The News Came at Breakfast
I heard about the ships while pouring coffee Tuesday morning. Three vessels hit by projectiles in the Strait of Hormuz. My first thought wasn't geopolitical — it was personal. My nephew is a merchant marine. He's worked the Gulf routes for six years. Every time I see a headline like this, I say a prayer and check my phone for a text that isn't there yet.
That's not an abstraction. That's a real kid on a real ship somewhere in the most dangerous waterway on earth, wondering if the people running this country are paying attention.
They're not. Not the way they should be.
The Strait Doesn't Forget Weakness
Twenty percent of the world's oil flows through the Strait of Hormuz. That's not a talking point — that's a fact that shapes every gas pump price in America and every heating bill in Europe. When Iranian-backed forces start hitting commercial vessels, they're not making a military statement. They're testing the fence to see if it's still electrified.
Under four years of the Biden administration, Iran watched sanctions get quietly softened, watched negotiators fly to Vienna to beg for a nuclear deal that Iran had already violated, and watched the United States freeze $6 billion in assets and then try to convince the American public that releasing the money somehow wasn't a concession. The fence stopped being electrified. Everyone in the region noticed.

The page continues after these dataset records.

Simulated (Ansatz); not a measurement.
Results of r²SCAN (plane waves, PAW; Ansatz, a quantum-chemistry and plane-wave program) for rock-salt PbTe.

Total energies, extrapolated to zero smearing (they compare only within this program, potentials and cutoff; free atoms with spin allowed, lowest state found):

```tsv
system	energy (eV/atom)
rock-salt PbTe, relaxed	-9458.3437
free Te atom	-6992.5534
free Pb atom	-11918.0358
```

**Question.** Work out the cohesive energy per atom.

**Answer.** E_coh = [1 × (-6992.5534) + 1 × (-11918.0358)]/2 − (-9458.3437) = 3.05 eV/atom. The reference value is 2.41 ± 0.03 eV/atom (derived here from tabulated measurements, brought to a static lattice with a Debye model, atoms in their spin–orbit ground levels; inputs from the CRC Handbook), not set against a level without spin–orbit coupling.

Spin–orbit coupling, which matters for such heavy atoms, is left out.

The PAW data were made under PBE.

This is what happens. Not as a metaphor. As a causal chain. You signal weakness. Actors who profit from chaos test that weakness. Sailors get hurt. Shipping lanes get disrupted. Gas prices spike. Families pay more to heat their homes. The consequences of foreign policy failures are not abstract — they show up in grocery bills and fuel costs and the phone calls nobody wants to make.
What a Christian Nation Owes Its Seafarers
There's a reason the book of Psalms talks so much about the sea. People who work the water understand danger in a way that people in air-conditioned offices do not. They're exposed. They're dependent on forces larger than themselves. And they're dependent, in ways those of us on dry land forget, on whether our country is willing to project enough strength to keep those lanes safe.
The United States Navy exists in large part to ensure freedom of navigation. That's not imperialism — that's the basic compact that made global trade possible after World War II. When Houthi forces or Iranian proxies or whoever is behind today's attack starts hitting commercial ships with impunity, they're not just attacking shipping companies. They're attacking the entire architecture of international commerce that American military strength built and maintained.
We owe it to every merchant mariner, every Navy sailor, every family waiting for a text message at breakfast, to be absolutely clear: attacking American-linked vessels in international waters is not something we tolerate. Not now. Not ever. The response to this attack should be swift, proportionate, and unmistakable in its message.
Prayers and Politics
I'll keep praying for my nephew and everyone else out there on the water. But prayer without action is just wishful thinking dressed up in religious language. The Christian tradition I come from has always understood that protecting the innocent is a moral obligation — not just a policy preference.
Whoever authorized those projectile attacks on those three ships is counting on the United States to issue a strongly-worded statement and move on. That's been the playbook for years. It's time to prove them wrong. Strength isn't aggression. Strength is making clear, once and for all, that the cost of attacking American interests on the open water is higher than any political or financial gain is worth.
My nephew deserves that clarity. So does every other family waiting for a text that isn't there yet.